Halloween Fundraising Ideas

Spooktacular Halloween Fundraising Ideas

Have you thought about organising an event for Halloween this year? Now is the time to get your plans underway and we’ve got a few ‘tricks’ up our sleeve to inspire a scarily good time! Halloween, like so many other special events, offers lots of opportunities for fundraising.

In a previous tip we’ve talked about starting the tradition of a Halloween Disco and while disco’s are a great fundraiser any time of the year, Halloween is a pretty legit reason for a bit of fun and fancy dress! So here are some other ideas for you:

Movie night – If the weather is being kind, October is a great time of year for an outdoor movie. If not, indoor can be just as fun AND you can have decorations too! But you will need to make your movie choice child friendly – G or PG (suggestions: Casper, Monster House, Scared Shrekless, Hotel Transylvania, even The Nightmare before Christmas). Charge an entry fee and sell popcorn/hot dogs/drinks/glow sticks and if your venue allows you could charge extra for a ‘gold class’ upgrades to bean bags or comfy chairs with blankets, pillows and maybe even a personal waiter.
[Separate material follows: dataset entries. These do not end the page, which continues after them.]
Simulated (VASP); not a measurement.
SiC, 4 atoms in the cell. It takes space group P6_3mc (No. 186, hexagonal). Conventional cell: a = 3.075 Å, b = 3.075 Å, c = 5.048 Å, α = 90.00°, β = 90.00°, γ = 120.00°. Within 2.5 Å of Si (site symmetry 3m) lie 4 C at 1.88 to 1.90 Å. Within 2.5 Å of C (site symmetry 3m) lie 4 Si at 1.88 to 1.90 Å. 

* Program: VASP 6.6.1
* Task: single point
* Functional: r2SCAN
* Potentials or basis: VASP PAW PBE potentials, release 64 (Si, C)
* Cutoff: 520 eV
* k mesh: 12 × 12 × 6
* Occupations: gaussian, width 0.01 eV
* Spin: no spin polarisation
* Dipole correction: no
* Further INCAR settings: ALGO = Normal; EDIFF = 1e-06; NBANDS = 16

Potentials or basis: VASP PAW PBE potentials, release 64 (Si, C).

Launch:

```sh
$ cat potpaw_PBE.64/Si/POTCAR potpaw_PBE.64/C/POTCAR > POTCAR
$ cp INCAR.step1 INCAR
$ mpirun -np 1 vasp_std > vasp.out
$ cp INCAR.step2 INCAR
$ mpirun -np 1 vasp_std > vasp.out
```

Fancy dress competition – It’s Halloween so there WILL be dressing up! You can run this as a side attraction to any event that you’re having – $2 entry fee and a Halloween themed prize for the winner.

Spooky bake sale – Ask your volunteers to bake some scary treats to sell. This is an option that can be incorporated into a bigger event or run on its own.

Monster mash party – This could be a disco or a mini fair with Halloween themed game stalls and we’ve got a whole lot of ideas for games and stalls:

  • apple bobbing
  • Guess how many maggots / eyeballs (replacing your typical lollie jar with maggots, eyeballs or some other scary substitute)
  • Mummy wrap  – using toilet paper to create the best looking mummy
  • pin the wart/hat on the witch (alternatives could be, pin the teeth on the vampire or pin the ‘boo’ on the ghost)
  • Witch’s hat ring toss – use ordinary rings or charge extra for using glow rings
  • Pumpkin bean bag toss – paint a pumpkin on a large piece of cardboard and cut holes for the eyes and mouth. The aim is to get the bean bags through the holes (an alternative could be throwing a spider through the hole in the middle of a web)
  • Water squirt – paint some plastic cups orange and white and decorate them as pumpkins and ghosts. Stack them up and have punters try to knock them down with a water gun
  • Guess the weight of the pumpkin – 50c, $1 or even $2 a guess and closest guess wins a prize.

Raffles – With Halloween themed prizes (of course!)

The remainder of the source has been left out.